*** 1/2 Stars
Breaking barriers with beautiful minds and the ‘right stuff.’
Short Take: A feel-good, populist historical drama about three African American women who worked as “computers” for NASA in the early days of space program. The film will remind you of how far we’ve come, how far we have to go, and leave you wondering why you’ve never heard of these women until now.
REEL TAKE: When former astronaut Senator John Glenn passed a few weeks ago at the age of 95, there was a collective outpouring of respect and tributes of universally shared affection for this American hero. But very few people know about the team that got him back and forth from orbit safely. And fewer still know the [until now] untold story of three brilliant black women whose contributions were vital to the success of the Mercury project.
The crowd pleasing story of these women is one that crosses more than just racial boundaries. It’s an affirmation for every bespectacled little girl with her nose buried in a book or her eyes to the sky. Hidden Figures focuses on the journeys and the work of physicist Katherine G. Johnson (Taraji P. Henson), computer programmer Dorothy Vaughan (Octavia Spencer), and engineer Mary Jackson (Janelle Monae) at NASA’s Langley Research Station in Virginia in 1961 (a similar time frame and location to the recent film Loving – but with a very different trajectory). Being educated, professional women in a man’s profession is tough enough, but factor in that they also happen to be black and they’ve got double the hurdles.

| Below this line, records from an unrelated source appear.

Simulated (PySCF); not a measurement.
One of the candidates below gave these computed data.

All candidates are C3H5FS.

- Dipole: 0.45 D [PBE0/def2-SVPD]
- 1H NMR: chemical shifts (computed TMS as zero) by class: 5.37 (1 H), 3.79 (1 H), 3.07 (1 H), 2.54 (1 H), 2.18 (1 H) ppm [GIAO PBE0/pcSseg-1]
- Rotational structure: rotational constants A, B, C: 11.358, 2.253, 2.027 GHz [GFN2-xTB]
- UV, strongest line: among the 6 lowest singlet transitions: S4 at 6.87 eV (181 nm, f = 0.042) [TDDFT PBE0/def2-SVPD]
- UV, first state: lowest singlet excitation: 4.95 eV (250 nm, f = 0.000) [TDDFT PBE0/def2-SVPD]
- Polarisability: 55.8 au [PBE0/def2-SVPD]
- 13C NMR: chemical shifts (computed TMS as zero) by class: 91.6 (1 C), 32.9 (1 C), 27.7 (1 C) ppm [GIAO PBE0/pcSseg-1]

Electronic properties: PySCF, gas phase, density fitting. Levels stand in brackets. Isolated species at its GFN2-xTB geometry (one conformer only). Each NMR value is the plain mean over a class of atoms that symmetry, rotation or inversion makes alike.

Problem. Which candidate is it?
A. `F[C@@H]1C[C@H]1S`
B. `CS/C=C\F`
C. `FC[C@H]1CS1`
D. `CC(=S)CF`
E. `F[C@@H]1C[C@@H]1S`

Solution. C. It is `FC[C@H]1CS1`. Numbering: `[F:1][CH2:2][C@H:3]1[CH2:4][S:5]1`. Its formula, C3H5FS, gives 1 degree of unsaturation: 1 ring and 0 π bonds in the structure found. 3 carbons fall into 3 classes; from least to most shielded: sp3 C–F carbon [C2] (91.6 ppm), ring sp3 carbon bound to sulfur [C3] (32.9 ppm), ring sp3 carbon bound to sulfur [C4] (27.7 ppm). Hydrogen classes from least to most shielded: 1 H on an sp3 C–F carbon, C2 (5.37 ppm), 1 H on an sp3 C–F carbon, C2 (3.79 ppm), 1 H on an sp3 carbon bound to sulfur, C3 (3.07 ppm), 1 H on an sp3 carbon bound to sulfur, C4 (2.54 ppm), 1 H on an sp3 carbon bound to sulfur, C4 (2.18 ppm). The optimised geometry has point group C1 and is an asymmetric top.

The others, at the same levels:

The three work as “computers” for NASA, “colored computers” to be exact. Katherine, the most gifted mathematician of our beautiful minds, is sent to work for Al Harrison (Kevin Costner) and the team doing the calculations for Glenn’s orbital mission. Mary is assigned to work on the capsule engineering team, and Dorothy serves as the manager of the “computers”, but without the title or compensation. As each woman faces racial injustice in the course of their jobs, the film is deliberately manipulative, but it’s also where it shines.
Second time director Theordore Melfi (who directed Bill Murray and Melissa McCarthy in St. Vincent a couple of years ago) brilliantly illustrates the absurdity of racism. The irony of the fact that we could trust “colored computers” with life or death calculations in order to gain the upper hand on the Russians in the space race, but couldn’t share our coffee pot or use the same rest room as these ladies is case in point. The restroom situation leads to one of the film’s cheesiest, but best delivered, lines when Katherine’s boss (Kevin Costner) eliminates segregated bathrooms at NASA for the benefit of the space program.
Henson, Spencer and Monae excel in their roles. I imagine that they were surprised to learn the stories of these impressive women as well and were honored to portray them. Costner, whose character is an amalgam of three different men on the NASA team, could do this performance in his sleep, but that’s no discredit; it’s just a character well within his wheelhouse. Newcomer Glen Powell’s sparkle made his small part as John Glenn stand out.
What Johnson, Vaughan and Jackson did was groundbreaking but the film is not. Everything tracks predictably, most of the characters are not particularly fleshed out, and the aesthetic depiction of 1961 is just a little too perfect. But make no mistake; you will cheer for this feel-good film. Katherine G. Johnson, Dorothy Vaughan, and Mary Jackson are hidden figures no more.
Rated PG for thematic elements and some language.